Bishop-elect Julius Kundi, poses with his crosier following his last Masses at Our Lady of the Lake in Lake Havasu City Jan. 5. He is bringing pieces of Arizona with him back to Nigeria. (Courtesy of Our Lady of the Lake Parish)

Fr. Julius Yakubu Kundi, who has served as parochial vicar at Our Lady of the Lake in Lake Havasu City since July 2018, is returning to Nigeria after Pope Francis named him bishop of the Diocese of Kafanchan. The Dec. 12, 2019 announcement also appointed one archbishop, four bishops and two auxiliary bishops worldwide.

For the people of Kafanchan, just north of central Nigeria, the transition will be a first. The diocese turns 25 this summer and has only had one bishop. He passed away two years ago come February.

“They really need a shepherd. They need a leader. They need someone they can call their own bishop. They’ve been waiting,” Bishop-elect Kundi said. That wait will end Feb. 20, 2020 when he is ordained and installed.

As eager as he is to take the helm as shepherd of 170 priests and 54 parishes, departing Arizona won’t be easy.

“I have mixed feelings leaving. I love them,” the bishop-elect said of Lake Havasu Catholics. “They make me feel like a family and it’s a warm place to be. I’m going to miss them.”

He celebrated his last Masses at Our Lady of the Lake Jan. 5, followed by a farewell reception. The bishop-elect will never forget his short-term home, however, nor will the world. His coat of arms has a cactus and an image of Our Lady of Guadalupe, both inspired by the Diocese of Phoenix.

The depiction of a corn farm hearkens to his childhood. Bishop-elect Kundi was born Feb. 15, 1968 the fourth of seven children — four boys, three girls — to simple, peasant farmers.

“Their humble background, their simple lifestyle inspired me a lot. They had little, but they trusted God,” Bishop-elect Kundi said. His episcopal motto, “Grace to the humble” — based on James 4:10 — pays tribute to that.

The bishop-elect grew up in what is now the Diocese of Zaria and was inspired by area priests, especially the Irish missionaries who served there. Entering seminary at age 21, he was ordained a priest June 14, 1997 in the nearby Archdiocese of Kaduna. Most of its eastern border shares that of Kafanchan, whose patchwork territory also extends into Kaduna from the south.

Most of Bishop-elect Julius Yakubu Kundi’s life has been in the circled areas of Nigeria, including his new appointment as bishop.

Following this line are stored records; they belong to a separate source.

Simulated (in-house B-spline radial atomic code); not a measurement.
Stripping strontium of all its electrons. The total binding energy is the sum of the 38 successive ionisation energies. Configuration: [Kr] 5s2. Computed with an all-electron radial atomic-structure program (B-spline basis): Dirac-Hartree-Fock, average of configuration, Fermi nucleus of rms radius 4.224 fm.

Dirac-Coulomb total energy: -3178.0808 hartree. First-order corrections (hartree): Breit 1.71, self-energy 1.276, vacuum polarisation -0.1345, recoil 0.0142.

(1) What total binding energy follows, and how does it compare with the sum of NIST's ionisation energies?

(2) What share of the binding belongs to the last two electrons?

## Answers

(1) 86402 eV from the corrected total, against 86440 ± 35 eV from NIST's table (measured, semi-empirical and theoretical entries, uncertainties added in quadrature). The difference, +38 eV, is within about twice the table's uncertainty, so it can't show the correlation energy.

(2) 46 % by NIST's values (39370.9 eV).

The bishop-elect served as parochial vicar in his home archdiocese and later returned as seminary formator and rector of Good Shepherd Major Seminary. He spent the interim supporting the Diocese of Jalingo in eastern Nigeria as pastor for five years, then shepherded two parishes in Zaria just north of Kaduna. Zaria was established in 2000 and the bishop-elect was incardinated there where he also served as administrator of Christ the King Cathedral.

Bishop-elect Kundi also held the following titles in Zaria: vocation director and finance administrator, roles he held concurrently for three years, and vicar general. His sabbatical brought him to Arizona.

He will return to a diocese that has some 1.5 million people spread across more than 5,700 square miles. Some 19.6 percent of them are Catholic, according 2016 statistics, the latest data available.